Same with the Quran-- Arabic was like Hebrew, a written language without upper and lower case, or even vowels as we think of them in English. There are words that can mean one thing if written with certain vowels and something else if written differently.
Like, there is such a big difference between the meanings of sick, sack, sock and suck that you can't just wave away one little vowel change as insignificant. Pick one vowel over the others and you have a completely different sentence:
"I'm sorry to tell you, but your brother made me sick."
"I'm sorry to tell you, but your brother made me suck."
"Santa brings gifts in his magic sack."
"Santa brings gifts in his magic sock."
Multiply that by thousands of words..... and you have the King James Bible. No wonder so many passages read like medieval gibberish. They are medieval gibberish!

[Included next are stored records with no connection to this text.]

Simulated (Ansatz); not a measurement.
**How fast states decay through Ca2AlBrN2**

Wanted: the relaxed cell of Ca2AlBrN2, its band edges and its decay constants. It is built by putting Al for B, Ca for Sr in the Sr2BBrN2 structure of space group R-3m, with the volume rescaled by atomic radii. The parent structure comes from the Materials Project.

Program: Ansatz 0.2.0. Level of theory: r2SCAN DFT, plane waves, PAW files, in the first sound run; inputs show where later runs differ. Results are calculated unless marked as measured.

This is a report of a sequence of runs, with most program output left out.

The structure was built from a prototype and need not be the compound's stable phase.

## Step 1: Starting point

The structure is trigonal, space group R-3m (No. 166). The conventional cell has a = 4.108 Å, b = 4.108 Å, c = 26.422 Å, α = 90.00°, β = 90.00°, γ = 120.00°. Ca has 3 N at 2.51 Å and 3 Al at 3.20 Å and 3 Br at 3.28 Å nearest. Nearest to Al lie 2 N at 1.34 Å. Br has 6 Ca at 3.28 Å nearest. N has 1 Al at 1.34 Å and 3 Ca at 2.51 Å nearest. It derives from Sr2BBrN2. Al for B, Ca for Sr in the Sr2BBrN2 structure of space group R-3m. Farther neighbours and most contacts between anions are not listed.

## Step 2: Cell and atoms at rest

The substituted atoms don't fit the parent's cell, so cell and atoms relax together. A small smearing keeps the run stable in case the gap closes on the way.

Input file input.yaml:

Hard to imagine there wasn't also a leeeettle leeway in the interpretations as people transcribed the manuscripts. Some Roman Empire monk in the 400's with a difficult passage of Hebrew:
"Of course god would not say that there were other gods equivalent in power and majesty to him. He had to be talking about something else when he said 'we' and 'us'. Let's see, let's see. Oh, I got it! He meant himself, his son and his spirit!
See, now, this makes perfect sense in light of what we now understand about god's triune nature
And in a stroke of his quill, he erases a hundred rounds of debates and a few hundred banished heretics and a few thousand people killed over the nature of god. Fast forward 1600 years, and people will read what the monk wrote, translated into Shakespearean English (a bastard language made up of low German and high French that the monk never even heard of) and declare it the unchanged word of god, breathed straight from his own holy lips.